Nobel Prize recipient Dr. William Phillips, a pioneer of atomic timekeeping used by the Navy, spoke virtually to 51 (51) students, faculty and staff on the topic of “Quantum Reform of the Metric System” and how the frontiers of metrology are important to the Navy during the latest Secretary of the Navy Guest Lecture (SGL) series, Feb. 16.
Over the years, Phillips has conducted extensive research at the National Institute of Standards and Technology (NIST), earning him the Nobel Prize in Physics as the leading researcher in the laser cooling and trapping of atoms, leading to new kinds of physics measurements and processes such as high-resolution spectroscopy, atomic clocks, atom optics and atom interferometry. Funded in part by the Office of Naval Research (ONR), Phillip’s work yielded many relevant Naval applications, in particular precision timekeeping, navigation and quantum information.
During the lecture, Phillips spoke on several modern advances in the world of metrology and physics. He explained, as he called it, “the biggest innovation since the French Revolution in measurement.”
“The nature of that revolution was that the international system of units, the modern metric system, was changed in a dramatic way,” said Phillips. “The international system of units bases all measurement on seven base units, the kilogram, the meter, the second, the ampere, the kelvin, the mole and the candela. And today, all of those base units are now defined by fixing values of fundamental constants of nature.”
One change that directly affected the Navy was atomic timekeeping. Now, instead of using a traditional timekeeping method, the United states uses atomic clocks to more accurately navigate the Earth.
“The reason atomic timekeeping is so important is because it improves the accuracy of satellite navigation systems,” said Phillips. “By receiving signals from those atomic clocks, ships at sea, aircraft and ground-based operations can tell not only what time it is, but where they are anywhere on the face of the Earth to within a few meters, almost instantaneously. This is huge for the Navy and huge for not just the rest of the military, but the civilian sector as well.”
Phillips believes that he will continue to work closely with the U.S. Navy and military writ large.
“We've concentrated here about how important measurement is for the military,” continued Phillips. “We haven't exhausted that at all. If you think the military isn't interested in electrical measurements, think again. This is really, really important. And so, bringing the electrical measurements into this unified system and making measurements absolute and straightforward is really important throughout the military.”
After his prepared remarks, Phillips spent time answering questions from 51 students who asked about fundamental constants, agreement within the scientific world on measurement standards, and validity of other scientific timekeeping methods.

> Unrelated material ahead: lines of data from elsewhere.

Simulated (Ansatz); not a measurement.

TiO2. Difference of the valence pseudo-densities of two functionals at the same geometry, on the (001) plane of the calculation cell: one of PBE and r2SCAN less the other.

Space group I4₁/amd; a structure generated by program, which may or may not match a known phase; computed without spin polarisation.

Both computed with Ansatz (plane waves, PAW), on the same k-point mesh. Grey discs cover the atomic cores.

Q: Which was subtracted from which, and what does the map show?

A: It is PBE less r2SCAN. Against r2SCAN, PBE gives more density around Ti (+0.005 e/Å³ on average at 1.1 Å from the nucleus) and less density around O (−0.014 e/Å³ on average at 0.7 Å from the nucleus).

U.S. Navy Lt. Nathan Redder asked, “How certain are we that fundamental constants remain constant after billions of years?” To which Phillips replied, “I believe a constant [with physical dimensions] will remain the same because it has been defined already, and we should be thinking about [dimensionless] constants as possibly changing. But there are smart people who I respect who disagree with me, and there is still room for discussion about this.”
Another student, U.S. Navy Lt. Sasha Barnett asked about the struggles that Phillips and his peers have faced trying to get the world to agree on measurement standards. Phillips responded by saying, “It wasn’t easy. We had to get the United States, China, Russia, England, India, Pakistan and multiple other countries to agree, and they all did. I think that is a testament to scientists from around the world who came together and agreed on something. I think it also gives us hope for the future.”